Tuesday, April 10, 2012

Being and Nothingness


"Nothingness lies coiled in the heart of being--like a worm." Jean-Paul Sartre, Being and Nothingness, trans. Hazel E. Barnes, 56.

Being "calls" to us from non-being, but only in the most attenuated sense. Apprehending what is (or appears to be) opens the door to speculation as to its negation and/or what it occludes or lacks. The perception of depth or three dimensionality creates expectations of surplus: what is inside or lies on the other side of this object? The "encounter" with absence spurs the imagination: it is the impetus of the fictional mode we call "metaphysics."

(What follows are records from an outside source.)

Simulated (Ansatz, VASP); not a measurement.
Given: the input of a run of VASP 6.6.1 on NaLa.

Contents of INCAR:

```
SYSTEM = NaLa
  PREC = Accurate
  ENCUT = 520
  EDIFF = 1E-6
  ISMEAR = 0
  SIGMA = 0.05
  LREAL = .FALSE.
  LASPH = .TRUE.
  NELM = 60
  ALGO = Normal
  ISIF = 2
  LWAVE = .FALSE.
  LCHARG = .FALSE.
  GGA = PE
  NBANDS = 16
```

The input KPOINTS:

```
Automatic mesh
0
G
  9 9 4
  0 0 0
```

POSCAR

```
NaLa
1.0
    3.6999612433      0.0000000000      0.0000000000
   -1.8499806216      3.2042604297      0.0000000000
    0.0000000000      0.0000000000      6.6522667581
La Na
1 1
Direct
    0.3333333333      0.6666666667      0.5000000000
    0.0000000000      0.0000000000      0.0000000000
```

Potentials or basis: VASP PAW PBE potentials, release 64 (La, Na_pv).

Ontological speculation involves the testing of our perceptual limitations: it is an exercise of human freedom--the freedom to interrogate our given environment and to discover (or invent for it) new interiors and new surfaces. Every exercise of human freedom is, ipso facto, an instance of human freedom--evidence that human beings are, despite all circumscription, in some genuine sense, free.

In what sense? Here, Peter Berger demonstrates himself an acute interpreter of Sartre:

"... the dramatic model of society at which we have arrived now does not deny that the actors on the stage are constrained by all the external controls set up by the impresario and the internal ones of the role itself. All the same, they have options--of playing their parts enthusiastically or sullenly, of playing with inner conviction or with 'distance,' and, sometimes, of refusing to play at all. Looking at society through the medium of this dramatic model greatly changes our general sociological perspective. Social reality now seems to be precariously perched on the cooperation of many individual actors--or perhaps a better simile would be that of acrobats engaged in perilous balancing acts, holding up between them the swaying structure of the social world" (Peter L. Berger, Invitation to Sociology, 138).

Every exercise of hermeneutics offers an opportunity to enact human freedom. Likewise, every deviation from the script of one's social role opens new possibilities in a given life.

Nothing comes from nothing. Nothing may also come from something and, from that "somethinged" nothing, may come something new.